Water control and land reclamation:
More than 25% of the area of the Netherlands is below sea level, so an effective system of water control is needed to keep the land dry and habitable for the many people 60% of the population that live in these low lying areas. Sea water can, however, flood the land via estuaries and inlets and as a result of infiltration, and an excess of melt and rainwater in Central Europe can cause the great rivers to burst their banks. Modern pumping stations work day and night to drain off excess water.
The Zuyder Zee Project:
The most renowned example of land reclamation was the closure of the Zuyder Zee in the thirties, which entailed the construction of the 30 kilometer long closure dike (Afsluitdijk) connecting the provinces of Friesland and North Holland. The dam transformed the Zuyder Zee into an inland sea, which gradually became a freshwater lake (the IJsselmeer). Four enormous polders were drained in the IJsselmeer, with a gain of 165,000 hectares of new land. The two oldest the Wieringermeer Polder and the North East Polder are used for agriculture. The newest, Southern Flevoland, is mainly used for housing, employment and recreation to alleviate some of the congestion in the Randstad conurbation. Eastern Flevoland combines all three functions, being used for agriculture, housing and employment. This polder contains Lelystad, the provincial capital of Flevoland.

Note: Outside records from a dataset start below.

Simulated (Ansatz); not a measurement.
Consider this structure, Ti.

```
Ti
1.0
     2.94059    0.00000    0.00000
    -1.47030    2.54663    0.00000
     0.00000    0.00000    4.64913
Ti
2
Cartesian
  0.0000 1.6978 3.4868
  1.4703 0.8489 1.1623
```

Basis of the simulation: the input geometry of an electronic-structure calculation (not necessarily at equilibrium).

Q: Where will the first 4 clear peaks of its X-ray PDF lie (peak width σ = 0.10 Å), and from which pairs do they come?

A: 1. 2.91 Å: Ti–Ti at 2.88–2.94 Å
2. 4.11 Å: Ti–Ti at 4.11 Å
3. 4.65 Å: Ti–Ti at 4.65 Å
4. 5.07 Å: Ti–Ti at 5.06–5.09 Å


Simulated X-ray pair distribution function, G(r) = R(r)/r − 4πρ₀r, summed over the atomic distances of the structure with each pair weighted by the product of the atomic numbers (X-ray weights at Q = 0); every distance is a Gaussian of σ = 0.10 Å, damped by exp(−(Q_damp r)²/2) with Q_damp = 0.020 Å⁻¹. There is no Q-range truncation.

The last occasion that the sea launched a fierce attack on the land was on February 1st 1953, when a combination of spring floods and heavy storms put large areas in the south-western part of the country under water. This disaster, which cost hundreds of lives, underlined the urgency of completing the Delta Project, the plan to construct a network of barriers closing off the estuaries in the south west. All the estuaries have now been closed, with the exception of the New Waterway and the Western Scheldt, which remain open to allow shipping access to the ports of Rotterdam and Antwerp (in Belgium).
The Eastern Scheldt basin has been closed off by means of a storm surge barrier which is over 3,200 meters long, and is made up of piers between which steel gates are suspended. Under normal conditions the gates remain open and permit the sea to flow in and out of the Eastern Scheldt; in stormy weather they are lowered to protect the estuary from high water levels. This method of closure was chosen to conserve the shellfish in the Eastern Scheldt which depend on tidal movement to survive. On 4 October 1986, Queen Beatrix officially opened the storm surge barrier in the Eastern Scheldt, marking the official completion of the Delta Project. The inland lakes which have been created will safeguard arable land from further becoming brackish. They will also be used for recreation purposes. .
The Netherlands currently has a population of over 16 million. This number was around 5 million in 1900. The country covers a total area of 41,526 square kilometers. As this figure not only includes land but also rivers, canals and lakes, each square kilometer accommodates an average of 449 people, making the Netherlands one of the most densely populated countries in the world. The most densely populated area is the Randstad conurbation in the west of the country, which centres around the cities of Amsterdam, The Hague, Rotterdam and Utrecht.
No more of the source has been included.